La Bestia

The Beast

"Do you think you could grow a beard?" Glen Keane had the time of his life animating the transformation of The Beast but still wished that The Beast would have stayed The Beast. As his idea couldn't be, Keane proposed Belle would say the beard line at the end of the movie. Maybe too much for kids but it would have gave the movie a spicy hint.

The Beauty and the Beast had already been on Walt Disney's radar but, apparently, it was a tricky and difficult thing to adapt as Joe Grant (strong man at Disney) said years later when doing the new version.

The team went to the Loire Valley in France to surround themselves of fairytale vibes and take inspiration from its villages and castles being the winner the castle of Chambord as the home of our dear Beast.

For The Beast Glen Keane did some research at the zoo to study different animals and looked back to the 19th century fairytale illustration for what to do and what not. The Beast had born as a result of the energies and aesthetics of all these wild animals with human eyes and gorilla brows to give him the mirror of his tormented soul and mane of a lion, wolf legs and tail, boar tusks, bear body and... did they really draw him with a mandril rainbow butt?!?

"Beast actually has a rainbow bum but nobody knows that but Belle." Glen Keane, The Beast Animator

It was worth the effort, the oscarized musical movie captivated kids and grown ups and still does.

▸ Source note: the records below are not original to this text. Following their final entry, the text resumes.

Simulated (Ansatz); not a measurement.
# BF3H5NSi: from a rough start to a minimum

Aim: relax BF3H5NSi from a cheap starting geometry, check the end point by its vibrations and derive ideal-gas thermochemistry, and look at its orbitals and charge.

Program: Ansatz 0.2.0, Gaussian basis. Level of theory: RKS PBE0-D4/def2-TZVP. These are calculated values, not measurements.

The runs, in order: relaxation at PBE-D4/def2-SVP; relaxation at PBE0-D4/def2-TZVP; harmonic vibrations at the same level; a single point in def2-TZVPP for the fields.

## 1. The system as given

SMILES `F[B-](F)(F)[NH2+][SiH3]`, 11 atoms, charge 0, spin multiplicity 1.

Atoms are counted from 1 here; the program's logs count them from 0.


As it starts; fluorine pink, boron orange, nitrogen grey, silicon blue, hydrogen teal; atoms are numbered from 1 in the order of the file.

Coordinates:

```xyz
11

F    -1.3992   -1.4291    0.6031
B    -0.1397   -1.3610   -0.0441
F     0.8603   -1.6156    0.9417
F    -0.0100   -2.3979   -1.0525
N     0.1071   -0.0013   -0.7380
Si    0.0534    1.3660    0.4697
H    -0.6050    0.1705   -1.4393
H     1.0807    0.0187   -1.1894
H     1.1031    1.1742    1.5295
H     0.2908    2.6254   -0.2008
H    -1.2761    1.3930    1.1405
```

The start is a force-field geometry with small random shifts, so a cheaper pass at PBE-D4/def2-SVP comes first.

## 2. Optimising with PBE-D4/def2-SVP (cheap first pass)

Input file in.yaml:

But it wouldn't be fair to close this post without a deserved mention to Howard Elliot Ashman, "the man who gave a Mermaid her voice and a beast his soul". He wove the story forever through his songs and was a fundamental pilar in this movie and some others. Sadly he died of Aids after The Beauty and The Beast but at least he passed away knowing the enormous success of the movie in which he he had put so effort and probably presaging that his songs would be sung forever.